Why corporate distress requires sharper board oversight
There is no shortage of challenges companies are facing — including shifting economic conditions, geopolitical disruptions, inflation, tariffs and supply chain issues (must we go on?) — all of which are expected to have a significant impact on operational performance this year, either causing their own problems or making the path forward difficult to traverse.
Discipline and effective strategy execution are crucial, with the National Association of Corporate Directors suggesting the traditional role of strategy oversight is expanding to a rigorous focus on how companies are meeting their strategic goals.
But what should you do when your company’s troubles require some tough decisions in the boardroom? Foster, who has sat on 55 boards, offered several pieces of advice.
Build board trust before a crisis hits
Board members need to trust their chairperson and each other in times of crisis, but that confidence needs to be built before times get tough. Whether by cultivating relationships at board dinners, meetings or over the phone, focus on fostering camaraderie and respect now.

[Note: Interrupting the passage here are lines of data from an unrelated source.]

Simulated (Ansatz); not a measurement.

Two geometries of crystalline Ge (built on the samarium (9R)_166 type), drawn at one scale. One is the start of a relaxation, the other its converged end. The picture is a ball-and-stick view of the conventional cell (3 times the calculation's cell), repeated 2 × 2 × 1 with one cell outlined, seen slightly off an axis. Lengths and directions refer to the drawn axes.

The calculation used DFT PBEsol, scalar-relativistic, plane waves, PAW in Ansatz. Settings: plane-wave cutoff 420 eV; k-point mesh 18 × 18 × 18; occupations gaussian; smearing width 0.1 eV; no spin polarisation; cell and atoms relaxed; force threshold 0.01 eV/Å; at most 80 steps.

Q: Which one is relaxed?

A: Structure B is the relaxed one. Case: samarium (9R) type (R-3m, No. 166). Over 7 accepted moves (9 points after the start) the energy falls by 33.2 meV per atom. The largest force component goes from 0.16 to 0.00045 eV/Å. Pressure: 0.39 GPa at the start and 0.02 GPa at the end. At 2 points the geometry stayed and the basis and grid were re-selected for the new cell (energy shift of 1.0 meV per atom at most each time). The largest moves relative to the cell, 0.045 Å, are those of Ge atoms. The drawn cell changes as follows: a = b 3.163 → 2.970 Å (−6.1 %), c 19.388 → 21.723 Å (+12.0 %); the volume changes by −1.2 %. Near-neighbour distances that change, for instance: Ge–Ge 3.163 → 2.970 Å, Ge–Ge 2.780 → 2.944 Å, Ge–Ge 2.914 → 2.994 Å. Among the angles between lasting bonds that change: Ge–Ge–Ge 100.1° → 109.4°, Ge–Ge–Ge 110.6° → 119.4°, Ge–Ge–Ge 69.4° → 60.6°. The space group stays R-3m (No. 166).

“You can't start when the problem arises. There has to be chemistry in a relationship before that,” Foster said.
The same goes with you and your CEO. Strengthen your relationship through regular communication with top management, especially if you offer expertise that your company leader is experiencing turbulence in.
How should boards manage disagreement during a crisis?
Tension can run high about how to navigate a company out of a tough situation. Ideas may clash, but there’s an art to working through conflict.
“It’s very good to disagree, because if people did not disagree, why would you have a board? At the same time, it’s really important to disagree agreeably,” Foster said.
That means having decorum, being respectful and not talking over each other.
“Everyone should be encouraged to speak, and to speak fully,” he said.
Seek board alignment, but don’t wait for perfection
While your board is ideally a diverse group with varying views, you want unanimity on major decisions. Not only does this build a stronger board, but it sends a powerful message to management.
But taking too long to reach unanimity can hurt the company.
For example, signing off on the next CEO can be a difficult and drawn-out process. Foster once sat on a board of 11 members, and all but two favored a certain candidate as the next CEO. The board strove for months to achieve unanimity and ultimately did, but it took nearly a year to reach that decision.
“That was far too long for this CEO succession process to go on, and the company suffered,” he said. “You need to be willing to make a decision.”
If you have a clear majority, take the vote and move on.
When should boards make tough decisions with incomplete information?
Distressed companies can deliberate too long on weighty decisions, such as financing. This is time-consuming and expensive, and often bad for the business.